Madam Speaker, the potential sale of Rona to American giant Lowe's has a lot of Quebeckers concerned.
The first issue is that while Rona has hundreds of small hardware stores across the province, Lowe's is an expert in big-box stores. Since Lowe's paid twice the price to get its hands on Rona, some are worried that it will shut down smaller stores to increase profits and finance its takeover bid. Today, hundreds of business owners are worried and need some reassurance.
The second issue is the head office. A head office is where all of the important decisions are made, which is very important when people want to retain some control over their own economy. Rona's head office employs 1,000 people in Boucherville. It generates another 1,000 jobs for all kinds of professionals, including accountants, lawyers, computer experts, and marketers. Two thousand good-quality jobs are directly dependent on Rona's head office. However, that is not all. Since Rona is a Quebec company, it buys from Quebec companies. Rona makes almost half of its purchases from Quebec suppliers and 84% of its purchases from Canadian suppliers.
According to the Quebec government, 50,000 jobs in Quebec, especially in manufacturing SMEs, depend on Rona. In Canada, that number is 90,000. These jobs existed because Rona was a Quebec company, decisions were made here, our business people had direct access to the company's buyer and, furthermore, they could speak to him in their own language. That is what the purchase by a large southern U.S. chain is jeopardizing.
Lowe's made many promises in order to get its hands on Rona. Lowe's promised to continue working with Quebec suppliers; it promised not to move the corporate headquarters; it promised not to get rid of all the small hardware stores. That was what it had to promise to get its hands on Rona. Such a well-established organization is worth some concessions. However, there is one thing that Lowe's did not promise, and that is to keep its promises. There is no such requirement at present. The Government of Quebec has no legislative or regulatory power to protect Quebeckers in this transaction. That power belongs to the federal government. It can approve or reject the sale and, more importantly, it can attach conditions. It can ensure that Lowe's keeps its promises and that tens of thousands of jobs will not be jeopardized.
The Competition Bureau needs to examine this transaction. In this regard, the Competition Act is clear. The process exists and its criteria are clear. There is no political interference. No one can meddle in the process. As for the Investment Canada Act, however, that is another story. Department officials will be the ones doing the analysis, and we will never see it. The minister can then do as he pleases. The question I asked him on February 4 was simple: “Will the minister commit to imposing conditions to protect our SMEs and protect economic activity in Quebec?”

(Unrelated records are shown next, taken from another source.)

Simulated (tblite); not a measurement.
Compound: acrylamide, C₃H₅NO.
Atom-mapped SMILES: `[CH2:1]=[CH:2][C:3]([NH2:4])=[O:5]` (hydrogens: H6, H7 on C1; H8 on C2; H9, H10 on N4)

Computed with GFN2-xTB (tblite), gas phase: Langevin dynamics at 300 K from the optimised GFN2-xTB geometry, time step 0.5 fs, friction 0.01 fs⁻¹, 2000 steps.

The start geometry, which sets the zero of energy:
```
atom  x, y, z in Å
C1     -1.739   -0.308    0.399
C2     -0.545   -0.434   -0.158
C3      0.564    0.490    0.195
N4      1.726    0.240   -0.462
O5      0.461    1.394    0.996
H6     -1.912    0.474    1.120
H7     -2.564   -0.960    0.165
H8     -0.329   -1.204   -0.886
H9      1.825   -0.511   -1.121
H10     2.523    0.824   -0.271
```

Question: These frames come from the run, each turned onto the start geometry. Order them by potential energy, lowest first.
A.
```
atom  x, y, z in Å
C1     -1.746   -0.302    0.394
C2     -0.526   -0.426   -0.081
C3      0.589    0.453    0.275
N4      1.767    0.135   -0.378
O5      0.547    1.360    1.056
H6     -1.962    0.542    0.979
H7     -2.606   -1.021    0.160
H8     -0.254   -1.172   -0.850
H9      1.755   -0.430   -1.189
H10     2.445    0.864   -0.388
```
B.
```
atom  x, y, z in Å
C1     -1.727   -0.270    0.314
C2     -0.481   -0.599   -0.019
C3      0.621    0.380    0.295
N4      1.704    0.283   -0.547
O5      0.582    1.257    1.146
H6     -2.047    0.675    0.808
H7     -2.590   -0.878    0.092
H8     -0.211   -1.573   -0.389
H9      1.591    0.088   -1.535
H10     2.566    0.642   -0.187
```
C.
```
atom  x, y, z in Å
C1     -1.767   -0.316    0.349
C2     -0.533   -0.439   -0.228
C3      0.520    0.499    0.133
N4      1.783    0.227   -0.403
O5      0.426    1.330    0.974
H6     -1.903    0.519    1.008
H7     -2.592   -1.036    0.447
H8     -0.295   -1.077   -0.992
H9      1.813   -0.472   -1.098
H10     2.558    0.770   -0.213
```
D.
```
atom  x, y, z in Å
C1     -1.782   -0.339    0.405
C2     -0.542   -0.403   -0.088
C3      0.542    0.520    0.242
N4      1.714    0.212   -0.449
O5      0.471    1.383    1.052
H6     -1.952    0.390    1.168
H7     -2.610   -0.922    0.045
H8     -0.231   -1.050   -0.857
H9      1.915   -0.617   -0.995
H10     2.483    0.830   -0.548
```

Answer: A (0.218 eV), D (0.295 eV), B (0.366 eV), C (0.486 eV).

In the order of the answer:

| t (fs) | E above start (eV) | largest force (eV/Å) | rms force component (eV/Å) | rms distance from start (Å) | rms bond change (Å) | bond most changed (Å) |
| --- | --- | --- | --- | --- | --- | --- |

My question was simple, but sometimes I think things get lost in translation. The proof is that he replied, “We will make sure that we follow the process.”
There is no process. Once department officials have examined the file, the minister can do as he pleases. The decision is up to the minister and to him alone. It is purely political.
I will therefore ask the question again. Will the minister commit to imposing conditions to protect our SMEs and protect economic activity in Quebec?